This paper will focus on Indian Americans and their assimilation in to the United States and its culture. Being a second-generation Indian American, I believe that I can relate to this subject well. I and other second-generation Indians Americans face a unique set of entirely different social issues. I will focus on the main social institutions of family, education, religion, politics, and compare and contrast the experiences of first generation Indian Americans and second generation Indian Americans.
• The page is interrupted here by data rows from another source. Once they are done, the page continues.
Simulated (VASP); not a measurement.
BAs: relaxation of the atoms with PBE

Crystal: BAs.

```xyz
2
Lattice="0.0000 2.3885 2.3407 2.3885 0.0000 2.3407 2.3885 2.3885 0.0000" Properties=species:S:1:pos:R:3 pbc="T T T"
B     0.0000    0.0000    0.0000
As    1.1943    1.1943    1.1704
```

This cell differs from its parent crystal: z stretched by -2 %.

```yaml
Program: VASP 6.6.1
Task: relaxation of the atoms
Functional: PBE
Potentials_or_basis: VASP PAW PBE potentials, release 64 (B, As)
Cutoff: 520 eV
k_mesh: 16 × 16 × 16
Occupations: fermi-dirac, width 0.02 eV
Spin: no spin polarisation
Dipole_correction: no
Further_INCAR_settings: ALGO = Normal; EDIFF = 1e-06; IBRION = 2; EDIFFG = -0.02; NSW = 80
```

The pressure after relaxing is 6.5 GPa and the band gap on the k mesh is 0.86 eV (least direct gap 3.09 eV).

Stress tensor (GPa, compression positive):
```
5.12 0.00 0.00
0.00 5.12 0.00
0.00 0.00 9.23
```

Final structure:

It is a generally known and proven fact that first generation Indians who immigrate to the United States, come in at a higher level of education than other immigrant groups. They already are working professionals or seeking post-baccalaureate degrees. The image of Indians in the United States is generally that they are highly educated, respectable professionals with generally smart children. Indian Americans as a community have the lowest crime rate and the highest earnings, causing them to be dubbed the country's "model minority" in a national survey (Portes, 1996).
Allow me to provide some background information on my family and their immigration history, to give the reader a better understanding of my perspective. My maternal grandfather came to this country in 1965, seeking to earn is Ph.D. at the University of North Carolina, Chapel Hill. This opened the door for my parents to come to the United States in 1983. Being born in India, I was at the age of 1 when my parents immigrated, so I was pretty much raised here in the United States. Presently, a large portion of my family has immigrated to the United States.
As a result of the 1965 Emigration Act, which abolished national origin quotas, large numbers of immigrants from Asia entered America. It was then that Indian Americans became a rapidly expanding ethnic group in the US. This new population of immigrants which had high levels of education, were fluent in English, and educated in distinctly European, particularly British, educational systems. The number of Indian American immigrants grew from 15,000 in 1965 to 500,000 in 1986. Although rapidly growing in numbers, it was not until the 1980 census that Asian Indians were listed as a separate ethnic group (Gibson, 1988).
Characteristics of the Asian Indian immigrants include: development of a network of community ties focused around religion and voluntary associations; participation in a complex social life founded on home, work, and community ties; and strong identification with religion and observance of rituals (Saran, 1985). Saran's research suggests that the Asian Indian immigrants express a bicultural behavioral pattern. They possess resources for assimilation and also for maintaining their cultural identity. The Indian American community has been growing rapidly during the last 30 years. The US Census of 2000 counted 1.679 million people in the category "Asian Indian," accounting for 0.60% of the total population of the United States, up sharply from 0.33% as per the 1990 Census. As of the year 2000, Indian Americans were the third largest subgroup of Asian Americans, after Chinese Americans and Filipino Americans (Barnes, 2002). Indian Americans often keep hold of their native Indian tongues, whether it be Hindi, Gujarati, Punjabi, Tamil, Telugu, Sindhi, Bengali, Oriya, Marathi, Malayalam, Kannada, Rajasthani, Kashmiri, or any of the other plethora of Indian languages. This is one of their defining traits, unlike many other Eastern minorities that immigrate to the US who attempt to completely merge with the American people, taking on Western names and often abandoning their native tongue. English is usually natural to Indians as it is fluently spoken in India itself.
The family unit and its hierarchy are very important in Indian culture. Respecting your elders and heeding their advice is considered to be paramount. Your elders not only include your parents, but your grandparents, uncles, aunts or...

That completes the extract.